1

I had a lecture on Big Oh for Merge Sort and I'm confused.

What was shown is:

0 Merges [<----- n -------->] = n

1 Merge [<--n/2--][-n/2--->] = (n/2 + n/2) = n

2 Merges [n/4][n/4][n/4][n/4] = 2(n/4 + n/4) = n

....

log(n) merges = n

Total = (n + n + n + ... + n) = lg n = O(n log n)

I don't understand why (n + n + ... + n) can also be expressed as log base 2 of n and how they got for 2 merges = 2(n/4 + n/4)

5 Answers5

2

In the case of 1 merge, you have two sub arrays to be sorted where each sub-array will take time proportional to n/2 to be sorted. In that sense, to sort those two sub-arrays you need a time proportional to n.
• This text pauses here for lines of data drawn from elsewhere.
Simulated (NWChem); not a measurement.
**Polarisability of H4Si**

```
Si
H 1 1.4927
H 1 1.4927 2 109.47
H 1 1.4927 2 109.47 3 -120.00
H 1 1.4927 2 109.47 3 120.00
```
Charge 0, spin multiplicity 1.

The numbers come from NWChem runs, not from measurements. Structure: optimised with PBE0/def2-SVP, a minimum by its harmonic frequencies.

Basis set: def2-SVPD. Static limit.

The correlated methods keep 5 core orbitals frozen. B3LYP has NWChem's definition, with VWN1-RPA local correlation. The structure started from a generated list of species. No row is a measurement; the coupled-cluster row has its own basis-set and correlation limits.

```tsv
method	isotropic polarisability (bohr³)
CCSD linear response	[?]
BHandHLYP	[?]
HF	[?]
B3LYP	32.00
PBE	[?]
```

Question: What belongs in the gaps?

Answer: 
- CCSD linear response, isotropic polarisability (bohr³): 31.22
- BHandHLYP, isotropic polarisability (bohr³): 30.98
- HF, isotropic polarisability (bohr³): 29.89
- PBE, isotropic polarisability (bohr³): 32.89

Similarly, when you are doing 2 merges, there are 4 sub arrays to be sorted where each will be taking a time proportional to n/4 which will again sum up to n.

Similarly, if you have n merges, it will take a time proportional to n to sort all the sub-arrays. In that sense, we can write the time taken by merge sort as follows.

T(n) = 2 * T(n/2) + n

You will understand that this recursive call can go deep (say to a height of h) until n/(2^h) = 1. By taking log here, we get h=log(n). That is how log(n) came to the scene. Here log is taken from base 2.

Since you have log(n) steps where each step takes a time proportional to n, total time taken can be expressed as,

n * log(n)

In big O notations, we give this as an upper bound O(nlog(n)). Hope you got the idea.

Following image of the recursion tree will enlighten you further. enter image description here

Imesha Sudasingha
  • 3,462
  • 1
  • 23
  • 34
1

The last line of the following part written in your question,

0 Merges [<----- n -------->] = n

1 Merge [<--n/2--][-n/2--->] = (n/2 + n/2) = n

2 Merges [n/4][n/4][n/4][n/4] = 2(n/4 + n/4) = n

....

n merges = n --This line is incorrect!

is wrong. You will not have total n merges of size n, but Log n merges of size n.

At every level, you divide the problem size into 2 problems of half the size. As you continue diving, the total divisions that you can do is Log n. (How? Let's say total divisions possible is x. Then n = 2x or x = Log2n.)

Since at each level you do a total work of O(n), therefore for Log n levels, the sum total of all work done will be O(n Log n).

displayName
  • 13,888
  • 8
  • 60
  • 75
0

You've got a deep of log(n) and a width of n for your tree. :)

0

The log portion is the result of "how many times can I split my data in two before I have only one element left?" This is the depth of your recursion tree. The multiple of n comes from the fact that for each of those levels in the tree you'll look at every element in your data set once after all merge steps at that level.

recurse downwards:
    n unsorted elements
  [n/2][n/2] split until singletons...
  ...
merge n elements at each step when recursing back up
  [][][]...[][][]
  [ ] ... [ ]
  ...
  [n/2][n/2]
  n sorted elements
synchronizer
  • 1,955
  • 1
  • 14
  • 37
  • log base 2 of n is the number of times it takes to split your data set until only singletons remain. You have "n" per level because in all merge step at a particular level you end up iterating over the entirety of each subarray. Imssha's answer is more specific I admit. Hopefully I've helped a little. – synchronizer Apr 11 '17 at 02:23
0

It's very simple. Each merge takes O(n) as you demonstrated. The number of merges you need to do is log n (base 2), because each merge doubles the size of the sorted sections.

Mark Ransom
  • 299,747
  • 42
  • 398
  • 622